Near Tijuana, Baja California, the autonomous community of Maclovio Rojas demonstrates what is possible for urban place-based political movements. More than a community, Maclovio Rojas is a women-led social movement that works for economic and political autonomy to address issues of health, education, housing, nutrition, and security.
Border Women and the Community of Maclovio Rojas tells the story of the community’s struggle to carve out space for survival and thriving in the shadows of the U.S.-Mexico geopolitical border. This ethnography by Michelle Téllez demonstrates the state’s neglect in providing social services and local infrastructure. This neglect exacerbates the structural violence endemic to the border region—a continuation of colonial systems of power on the urban, rural, and racialized poor. Téllez shows that in creating the community of Maclovio Rojas, residents have challenged prescriptive notions of nation and belonging. Through women’s active participation and leadership, a women’s political subjectivity has emerged—Maclovianas. These border women both contest and invoke their citizenship as they struggle to have their land rights recognized, and they transform traditional political roles into that of agency and responsibility.
This book highlights the U.S.-Mexico borderlands as a space of resistance, conviviality, agency, and creative community building where transformative politics can take place. It shows hope, struggle, and possibility in the context of gendered violences of racial capitalism on the Mexican side of the U.S.-Mexico border.
Border Women and the Community of Maclovio Rojas shows how, even under neoliberalism, our gente can build autonomous spaces rooted in struggle and comunidad. Maclovio Rojas is a powerful example of mujeres leading with courage and vision — not just for survival, but for collective dignity.
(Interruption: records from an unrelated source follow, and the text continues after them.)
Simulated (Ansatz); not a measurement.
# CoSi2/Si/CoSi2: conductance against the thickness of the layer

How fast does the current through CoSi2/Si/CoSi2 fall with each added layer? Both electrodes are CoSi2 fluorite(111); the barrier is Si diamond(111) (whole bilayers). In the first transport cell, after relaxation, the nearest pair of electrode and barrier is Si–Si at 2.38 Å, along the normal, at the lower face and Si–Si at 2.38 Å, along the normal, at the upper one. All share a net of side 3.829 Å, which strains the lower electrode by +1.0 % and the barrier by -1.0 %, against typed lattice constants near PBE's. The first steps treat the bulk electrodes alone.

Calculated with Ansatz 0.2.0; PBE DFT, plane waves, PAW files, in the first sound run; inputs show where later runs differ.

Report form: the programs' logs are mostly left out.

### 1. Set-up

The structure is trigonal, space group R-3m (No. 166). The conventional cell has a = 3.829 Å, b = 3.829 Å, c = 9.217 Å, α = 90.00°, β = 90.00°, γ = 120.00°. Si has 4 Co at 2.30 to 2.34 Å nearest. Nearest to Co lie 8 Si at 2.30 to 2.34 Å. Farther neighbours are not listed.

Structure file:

These compañeras built something real and lasting, showing that creating a just world takes sacrifice, discipline, and deep love for our people. In a time when many feel hopeless, their resistance offers us fuerza — not as inspiration alone, but as a lesson in what is possible when we organize from below.
Their story isn’t about charity or reform — it’s about self-determination. It’s a call to continue the lucha in our own barrios, with that same revolutionary spirit.